Experts warn against foreign currency outflow

Vietnam gov't backtracks on casino ban for local punters

The Ministry of Finance of Vietnam said that locals should not be allowed to enter Vietnam’s casinos, even though the country’s top leadership gave the green light to lift the ban several years ago.
2016-09-06
Reading time 2:50 min
The Ministry of Finance of Vietnam said that locals should not be allowed to enter Vietnam’s casinos, even though the country’s top leadership gave the green light to lift the ban several years ago.

In 2013, the Communist Party's decision-making Politburo gave permission for Vietnamese people who meet certain criteria to gamble in a casino to be built in the Van Don Economic Zone in Quang Ninh Province on the border with China.

International casino developers, for whom Asia has become a global gaming engine following the stagnation in the U.S., have been circling Vietnam for some time now. With a population of 90 million, analysts say that by lifting the ban on locals gambling, Vietnam could reignite interest in investors who had previously pulled out of casino projects due to tough entry barriers.

But in its latest draft decree submitted last month to the government for approval, the Ministry of Finance insisted that only foreigners and Vietnamese with foreign passports should be allowed to gamble in casinos in Vietnam.

“We are continuing to study and gauge the social impacts of letting Vietnamese punters into casinos,” a senior official at the Finance Ministry was quoted by Thanh Nien newspaper as saying on Monday. “We want to report to the higher-ups about the ramifications this could have such as organized crime, gambling addictions, money laundering and other illicit activities.”

Opponents of the casino ban say it only sends droves of Vietnamese across the border into Cambodia, Macau or Hong Kong to gamble, given the entrenched gambling culture in Vietnam

Many cases of people selling off their property or even being kidnapped for ransom have been reported due to debt accrued in foreign casinos.

Given that, locals should be allowed to gamble in casinos in Vietnam to "prevent the outflow of foreign currency", and there is a pressing need to regulate that, Nguyen Thi Kim Ngan, chairwoman of the National Assembly (Vietnam’s legislature), said in 2013 when she was the deputy house speaker.

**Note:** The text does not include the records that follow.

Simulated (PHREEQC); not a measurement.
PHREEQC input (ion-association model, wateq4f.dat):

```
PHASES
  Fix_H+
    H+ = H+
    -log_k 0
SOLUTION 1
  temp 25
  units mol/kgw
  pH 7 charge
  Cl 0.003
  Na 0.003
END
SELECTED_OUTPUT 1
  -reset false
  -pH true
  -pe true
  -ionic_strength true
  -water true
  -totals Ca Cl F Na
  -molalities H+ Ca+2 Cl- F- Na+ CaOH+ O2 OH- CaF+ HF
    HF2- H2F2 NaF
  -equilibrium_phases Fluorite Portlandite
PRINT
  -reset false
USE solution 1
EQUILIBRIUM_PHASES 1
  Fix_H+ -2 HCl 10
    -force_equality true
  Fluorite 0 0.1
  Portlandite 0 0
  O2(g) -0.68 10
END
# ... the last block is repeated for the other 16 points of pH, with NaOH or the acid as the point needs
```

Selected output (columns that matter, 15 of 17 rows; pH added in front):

According to a study by Augustine Ha Ton Vinh, an academic who has researched Vietnam's gaming industry extensively, the country is hemorrhaging as much as $800 million a year in tax revenue from Vietnamese punters who cross the border to Cambodia. Vietnamese authorities have endorsed this study.

According to Forbes magazine, the country’s eight licensed casinos, mostly small and established under earlier rules, and around 20 slot clubs generate an estimated US$300 million in annual gaming revenue. The magazine said in a recent report that last May, a group of investors led by local property developer Imex Pan Pacific Group announced plans for a $4 billion project in Ho Chi Minh City.

Foreign investors seeking to operate a casino in Vietnam have to build large-scale integrated resorts with malls, restaurants, entertainment facilities and luxury hotels. They also need to invest at least $4 billion and have 10 years of experience in the casino business.

Singapore has no such minimum and neither does Macau, the world's biggest casino market. The Philippines has an investment threshold of $1 billion, but only for Manila, and the market there is 80 percent domestic

But skeptics say without the rule of law and oversight of a country like Singapore, considered a success model for the gaming industry in the region, casinos could be a disaster for Vietnam.

“I cannot point to any casino in Southeast Asia that has reinvested its revenue in non-gambling ventures or made investments in their host communities,” Zach Abuza, a Washington-based Southeast Asia expert, said.

Anti-gambling activists also point out that grand casinos never employ as many people as investors claim they will, and for the most part they are low-paying jobs at the bottom end of the service sector. A large casino will suck away much-needed investments in infrastructure such as roads, electricity, water and sewerage from other sectors that will provide more sustainable growth in the long term, they say.

The social costs of gambling are enormous and include addiction, debt, prostitution and crime, analysts say.

"What often goes unreported is the link between casinos and organized crime," Abuza said. "Look no further than the casino in Cambodia: this place has been laundering Southeast Asian drug money for nearly two decades.”